Every day is Groundhog Day

I love watching this movie. It is in one on my list of movies that I can repeat watch endlessly. I recently figured out why that is. After watching it for the n-th time I suddenly realized something.

It was some time ago I last watched it. Maybe a couple of years. That is a long time for me to not watch the movie. Usually I at least watch it once a year, sometimes multiple times. Even though I know exactly how the movie goes, and it does not really hold surprises for me I somehow found myself to be surprised this final viewing.
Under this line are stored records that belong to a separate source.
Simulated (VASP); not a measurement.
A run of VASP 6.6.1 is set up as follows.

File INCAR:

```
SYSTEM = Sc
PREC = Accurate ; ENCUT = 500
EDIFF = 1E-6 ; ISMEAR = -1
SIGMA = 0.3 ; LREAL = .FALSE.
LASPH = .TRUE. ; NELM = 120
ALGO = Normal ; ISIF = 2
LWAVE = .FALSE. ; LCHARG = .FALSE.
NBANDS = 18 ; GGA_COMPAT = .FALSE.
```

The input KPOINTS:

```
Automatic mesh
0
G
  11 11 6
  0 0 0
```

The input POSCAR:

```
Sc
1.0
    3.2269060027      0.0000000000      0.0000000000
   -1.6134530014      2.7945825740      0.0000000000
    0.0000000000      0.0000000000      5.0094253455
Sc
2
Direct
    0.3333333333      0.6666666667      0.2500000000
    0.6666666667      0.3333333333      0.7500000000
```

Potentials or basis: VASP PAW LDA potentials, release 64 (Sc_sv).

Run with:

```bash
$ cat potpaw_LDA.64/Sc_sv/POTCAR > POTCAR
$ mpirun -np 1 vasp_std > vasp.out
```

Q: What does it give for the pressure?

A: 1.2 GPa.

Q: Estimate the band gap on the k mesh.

It starts of gently like it is a dream. The recurring day. It feels slightly odd. Then it happens again, and again, and you feel like you are slowly losing yourself. Then comes the phase where you do bad things, vices, since there are supposedly no consequences. So what does it matter if you do bad things, the next day you will not have to face them. You self indulge and eat way too much. You try to pretend it all is okay and happy. You learn the names of people around you and some tidbits but you are not really invested. Then finally you start to go after the one thing you think will make you happy, but it is forced. It is not natural because the problem is still not being dealt with. After resigning that avenue you focus on yourself. Spend time to improve skills you like and love. You do things that genuinely is about trying to make connections to others, mainly though just to be there for other people. This is a key factor of the movie. At this point the main character is complete, gets to spend the night with the woman of his dreams and he figures it is only for that one night. Resigned to that. The next day is finally the next day.

All of this is what depression is like. This movie is a great visual representation and telling of how depression works, acts and feels like. It luckily also presents a potential solution. Namely doing things for others. Being there for other people can help to get you out, as well as doing things that bring you joy. Just think of things that you like. Take some time without distraction. No social media, no messaging, no Discord, no twitch.tv, no Reddit, and just sit alone with your thoughts for a bit.

Then think about a period where you did not have access to anything but a few select items for let's say ten days. What do you like to do? What movies will you want to watch, what books might you read, what foods will you eat, what drinks will you imbibe, what games will you play, and what music will you listen to? What brings you joy every time you do it? What is something you will do every day? What are things you will do at the beginning and what at the end? If you wanted company, who do you wish would be there or would pay a short visit? These things make you you at this point in time. It is always good to revisit this once in a while maybe something changed, maybe not.

This too is a great start to get out of depression and find the things in your life again that hold value and give you value.